Is it just me, or does rudeness seem to be on the rise?

You walk through an airport and it’s like “bumper-people” – people walking and talking on their phones and not paying attention to what’s in front of them. Or what about people who have a long (and loud) conversation on their phone without considering that maybe no one else really wants to hear it?  Or when you’re in a restaurant with someone and throughout your conversation you can see that they have one eye tilting toward the mobile which they’ve left on the table top because they’re waiting for an “important call.” So what am I, chopped liver?

Seriously, people. Put the phone away. Talk softly. Look where you’re going.

And it’s not just phone etiquette. It’s common courtesy and respect for others that seem to be taking a back seat to some individuals’ needs to be first in line, to take all the credit for something (that they worked on with others) or to shape their environment so that it works best for them, regardless of the consequences or how it might impact others.

A while back I wrote a blog about “The Young George Washington’s Rules of Civility & Decent Behavior in Company and Conversation.” (Leading by example. Ahem.)  I’ve borrowed a few and added a few to create Karen’s Rules of Civility.

Smile – even at a stranger – you never know what amazing things may come of it.

Say “Please and Thank you.” Always.

Be accountable. Do what you say you’re going to do by when you say you’re going to do it.

Be on time. Being chronically late to meetings or events or dinner shows a lack of respect for others.
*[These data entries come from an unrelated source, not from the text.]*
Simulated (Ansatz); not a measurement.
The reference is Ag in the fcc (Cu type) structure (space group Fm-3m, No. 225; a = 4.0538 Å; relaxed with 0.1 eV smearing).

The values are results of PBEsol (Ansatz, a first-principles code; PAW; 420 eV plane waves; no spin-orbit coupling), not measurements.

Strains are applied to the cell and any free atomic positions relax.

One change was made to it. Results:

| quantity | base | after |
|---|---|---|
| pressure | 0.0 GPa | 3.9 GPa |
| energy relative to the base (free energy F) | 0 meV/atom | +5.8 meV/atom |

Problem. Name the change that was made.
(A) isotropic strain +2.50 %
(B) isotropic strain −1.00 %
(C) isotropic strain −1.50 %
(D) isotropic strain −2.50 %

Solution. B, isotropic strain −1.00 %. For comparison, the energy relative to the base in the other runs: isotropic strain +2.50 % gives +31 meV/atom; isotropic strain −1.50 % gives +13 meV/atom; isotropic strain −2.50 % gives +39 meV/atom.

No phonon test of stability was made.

Remember, we’re all human; we have good days and bad days. Don’t glory in someone’s bad day.

Listen. Put down your cell phone and engage in conversation.

Be kind to one another. (Borrowed from Ellen DeGeneres).

Tell the truth. Mark Twain once said, “If you tell the truth, you don’t have to remember anything.”

Be curious. Never stop learning.

Forgive. Life is too short to hold a grudge.

It’s not rocket science. Set the example and hopefully others will follow.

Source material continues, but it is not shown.